If It Were Easy

It’s been a while… as usual.

I’ve started working on my novel again, in fits and starts. I determined, with my coach, that my deadline for being done the draft should be March 31, with May 31 as a backstop. (In other words, I’ll aim for the nearer deadline, but be content if it takes me ’til the later one.)

I agreed to set aside two one-hour blocks a day, five days a week, to work on the project. I haven’t exactly done that. But I have worked on it for a couple of hours in the past week… which is more than in the previous months.

So be it.

I have a stack of index cards I made when I first planned out the book, and I’m adding to them: there are scenes in there that don’t fit the story anymore, or never made it into the draft in the first place. And now I’m revamping a lot of the last half of the book, introducing a different antagonist, etc. It feels good, but it still feels like the project is on the periphery of my awareness, like, I try to remember to work on it, ever.

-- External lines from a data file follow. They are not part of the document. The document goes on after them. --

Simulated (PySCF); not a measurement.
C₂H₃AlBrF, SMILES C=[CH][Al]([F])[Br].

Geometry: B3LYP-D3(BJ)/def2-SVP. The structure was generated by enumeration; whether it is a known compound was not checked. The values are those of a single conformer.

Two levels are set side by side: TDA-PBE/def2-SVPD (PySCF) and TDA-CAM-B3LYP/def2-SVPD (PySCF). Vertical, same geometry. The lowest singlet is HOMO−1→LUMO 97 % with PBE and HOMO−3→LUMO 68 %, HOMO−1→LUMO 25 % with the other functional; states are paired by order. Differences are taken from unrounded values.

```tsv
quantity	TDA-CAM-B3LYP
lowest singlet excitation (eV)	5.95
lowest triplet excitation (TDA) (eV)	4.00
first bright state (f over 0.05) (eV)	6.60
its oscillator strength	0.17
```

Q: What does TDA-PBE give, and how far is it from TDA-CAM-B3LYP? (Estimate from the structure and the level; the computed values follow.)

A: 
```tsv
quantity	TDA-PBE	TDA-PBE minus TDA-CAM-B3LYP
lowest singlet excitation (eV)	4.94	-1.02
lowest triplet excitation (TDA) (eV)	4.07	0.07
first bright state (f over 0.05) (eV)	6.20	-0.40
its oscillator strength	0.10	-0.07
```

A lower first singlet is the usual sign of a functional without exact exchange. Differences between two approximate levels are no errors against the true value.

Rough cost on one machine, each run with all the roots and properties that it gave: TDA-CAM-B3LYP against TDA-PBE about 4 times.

I had an idea recently, that it’s not just you either build a habit of writing every day, or nothing. It’s worse:

If you’re not building a habit of writing every day, you’re building a habit of NOT WRITING. Which is going to make it fucking hard to get a novel done, believe me.

Yikes.

Sounds dreadful, right? But there’s another side to it: this question that Tim Ferriss has mentioned asking himself:

What would this look like if it were easy?

Fact is, it’s not real hard to put a little time into the book every day, even if it’s just a few minutes. Just one card, just one scene. It’s when the whole project turns into this big ball of feeling bad about yourself that it seems impossible. It’s not impossible, it isn’t even a big deal.

Even writing regular posts for this blog: what would it look like if it were easy? I got the idea for what I’m writing right now whilst washing dishes, and why not just sit down and type it out, half-formed, edit it… it’s fine. It’s something. It’s a record that I exist, instead of no such record. If I write a book, if I write a hundred books, that’s all they’ll be. I’m not out to change the world, just have something other than my eventual epitaph that says, “Hi. I was here.”

I’m not sure this is a very good post. Know what? I’m publishing it anyway. The way to get better is to just write a thing and then write another thing… Whenever I think too hard about what I’m doing, I just don’t do it. And that’s the only surefire way to fuck everything up.